Sunoco AND Shell
When my father Reg. started up in the garage business on Hamilton Street he had Shell gas pumps.
Ross Scott from Brucefield was the new Sun Oil agent for the area. Sunoco gas at that time was proud of the fact that they produced only ethyl fuel which was first grade. Ross came to my father wanting him to put in a Sunoco pump and when Reg. refused, Ross asked (this was wintertime) is anybody around here experiencing problems with their fuel?
Reg. replied that the Ice cutting machines in the Harbour were difficult to start, many not starting at all.
The next day they both went to the harbor, walked out onto the ice, drained the fuel and put in Sunoco.
The next morning every ice machine started.
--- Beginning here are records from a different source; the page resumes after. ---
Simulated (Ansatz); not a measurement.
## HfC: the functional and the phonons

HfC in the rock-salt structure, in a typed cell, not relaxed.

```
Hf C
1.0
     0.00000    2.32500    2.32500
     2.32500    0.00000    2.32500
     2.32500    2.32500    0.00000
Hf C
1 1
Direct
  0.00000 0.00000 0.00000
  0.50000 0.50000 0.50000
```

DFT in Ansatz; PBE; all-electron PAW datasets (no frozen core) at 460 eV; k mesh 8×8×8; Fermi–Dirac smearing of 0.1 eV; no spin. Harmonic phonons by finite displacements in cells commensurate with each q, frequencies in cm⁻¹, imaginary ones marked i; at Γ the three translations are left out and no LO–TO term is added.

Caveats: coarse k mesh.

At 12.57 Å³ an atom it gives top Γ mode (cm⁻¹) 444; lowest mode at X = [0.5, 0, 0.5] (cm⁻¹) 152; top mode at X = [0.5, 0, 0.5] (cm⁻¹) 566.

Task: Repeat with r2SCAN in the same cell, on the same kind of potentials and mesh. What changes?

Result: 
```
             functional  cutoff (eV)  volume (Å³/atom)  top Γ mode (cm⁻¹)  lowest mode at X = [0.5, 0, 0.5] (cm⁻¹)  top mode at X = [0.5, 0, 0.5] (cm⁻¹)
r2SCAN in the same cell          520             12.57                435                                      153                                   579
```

Reg. immediately put in a Sunoco pump and before long was selling 10 gallons of Sunoco to 1 gallon of Shell, so out went the Shell pump. When we decided that gas pumps really did not belong anymore at a car dealership we ended our Sunoco relationship in 1987. At that time we were the oldest Sunoco dealer in Canada.
My own experiences handling fuel at our family garage and dealership:
Even though we lived upstairs above the small garage from the time I was born on Groundhog Day, February 2nd 1940, I do not remember much about the garage itself.
However, I do remember one of my jobs was hand pumping up the fuel into the glass cylinders out front. I enjoyed doing this very much.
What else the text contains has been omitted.